A dam (a common Teutonic word, cf. Swedish and German damm, and the Gothic verb faurdammjan, to block up) is a barrier built across flowing water in order to hold it back, often creating a water reservoir or lake behind the dam. Dams may be built to provide water for irrigation or town water supply, control the amount of water in rivers or to provide hydroelectric power. Dams may also be built to control effluent from industrial work sites such as miness or factories.

The best place for building a dam is a narrow part of a deep river valley; the valley sides can then act as natural walls. The primary function of the dam's structure is to fill the gap in the natural reservoir line left by the stream channel. The most desirable sites are usually those where the gap becomes a minimum for the required storage capacity. The best economical arrangement is often a composite structure such as a masonry dam flanked by earth embankments. The current use of the land to be flooded should be dispensable.

The dam also serves to divert water to the intake works.

Dams may be classified according to their height. A large dam is used to describe a dam higher than 15 metres, a major dam for constructions over 150 metres.

Dams may be classified as follows:

  1. Timber dams
  2. Rock-fill dams
  3. Earth dams
    1. plain
    2. core wall
    3. hydraulic fill
  4. Masonry dams
    1. gravity, solid and hollow
    2. arch, single and multiple

The timber dam is rarely used by humans because of its short lifespan and the limitation in height to which it can be built. The locations where timber dams are most economical to build are those where timber is plentiful, cement is costly and difficult to transport, and only a submerged diversion dam is required. Timber is the basic material used by beavers, often with the addition of mud or stones.

Rock-fill dams are embankments of loose rock with either a watertight upstream face of concrete slabs or timber or a watertight core. Where suitable rock is at hand, a minimum of transportation of materials can be realized with this type of dam. Like the earth embankment, rock-fill dams resist damage from earthquakes quite well.

Earth dams are constructed as a simple homogeneous embankment of well-compacted earth, sometimes with a watertight concrete core or upstream face, or sometimes with a hydraulic fill to produce a watertight core. A type of temporary earth dam occasionally used in high lattitudes is the frozen-core dam, in which a coolant is circulated through pipes inside the dam to maintain a watertight region of permafrost within it.

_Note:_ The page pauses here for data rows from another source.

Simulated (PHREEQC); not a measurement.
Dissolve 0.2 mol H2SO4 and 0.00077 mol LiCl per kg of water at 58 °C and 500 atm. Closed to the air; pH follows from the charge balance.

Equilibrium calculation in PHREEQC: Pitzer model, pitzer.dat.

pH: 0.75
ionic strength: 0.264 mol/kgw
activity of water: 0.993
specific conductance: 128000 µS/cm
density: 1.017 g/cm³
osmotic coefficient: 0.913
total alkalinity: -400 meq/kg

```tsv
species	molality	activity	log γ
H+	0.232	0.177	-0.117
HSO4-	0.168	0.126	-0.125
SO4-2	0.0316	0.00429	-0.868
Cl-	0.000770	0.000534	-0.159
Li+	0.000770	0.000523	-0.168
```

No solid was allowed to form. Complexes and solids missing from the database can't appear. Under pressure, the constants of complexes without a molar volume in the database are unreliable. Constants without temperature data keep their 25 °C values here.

Masonry dams are of either the gravity or the arch type. In a gravity dam, stability is secured by making it of such a size and shape that it will resist overturning, sliding and crushing at the toe. The dam will not overturn provided the resultant force falls within the base. However, in order to prevent tension at the upstream face and excessive compression at the downstream face, the dam cross section is usually designed so that the resultant falls within the middle third at all elevations of the cross section. In the arch dam stability is obtained by a combination of arch and gravity action. If the upstream face is vertical the entire weight of the dam must be carried to the foundation by gravity, while the distribution of the normal hydrostatic pressure between vertical cantilever and arch action will depend upon the stiffness of the dam in a vertical and horizontal direction. When the upstream face is sloped the distribution is more complicated. The normal component of the weight of the arch ring may be taken by the arch action, while the normal hydrostatic pressure will be distributed as described above. Hence, for the gravity type, good impervious foundations are essential, but for the arch type, firm reliable supports at the abutments (either buttress or canyon side wall) are more important. The most desirable place for an arch dam is a narrow canyon with steep side walls composed of sound rock. When situated on a suitable site, a gravity dam inspires more confidence in the layman than any other type; it has mass that lends an atmosphere of permanence, stability, and safety. When built on a carefully studied foundation with stresses calculated from completely evaluated loads, the gravity dam probably represents the best developed example of the art of dam building. This is significant because the fear of flood is a strong motivator in many regions, and has resulted in gravity dams being built in some instances where an arch dam would have been more economical.

Gravity dams are classified as "solid" or "hollow." The solid form is the more widely used of the two, though the hollow dam is frequently more economical to construct. Gravity dams can also be classified as "overflow" and "non-overflow." If the dam is meant to serve as a spillway section, its downstream face is ordinarily made an ogee curve with the curvature such that there will be no tendency of the water to leave the surface of the concrete, even with the maximum water elevation at the crest.

Two types of single-arch dams are in use, namely the constant-angle and the constant-radius dam. The constant-radius type employs the same face radius at all elevations of the dam, which means that as the channel grows narrower towards the bottom of the dam the central angle subtended by the face of the dam becomes smaller. In a constant-angle dam, this subtended angle is kept a constant and the variation in distance between the abutments at various levels is are taken care of by varying the radii. The safety of an arch dam is dependent on the strength of the side wall abutments, hence not only should the arch be well seated on the side walls but also the character of the rock should be carefully inspected. The multiple-arch dam consists of a number of single-arch dams with concrete buttresses as the supporting abutments. The multiple-arch dam does not require as many buttresses as the hollow gravity type, but requires good rock foundation because the buttress loads are heavy.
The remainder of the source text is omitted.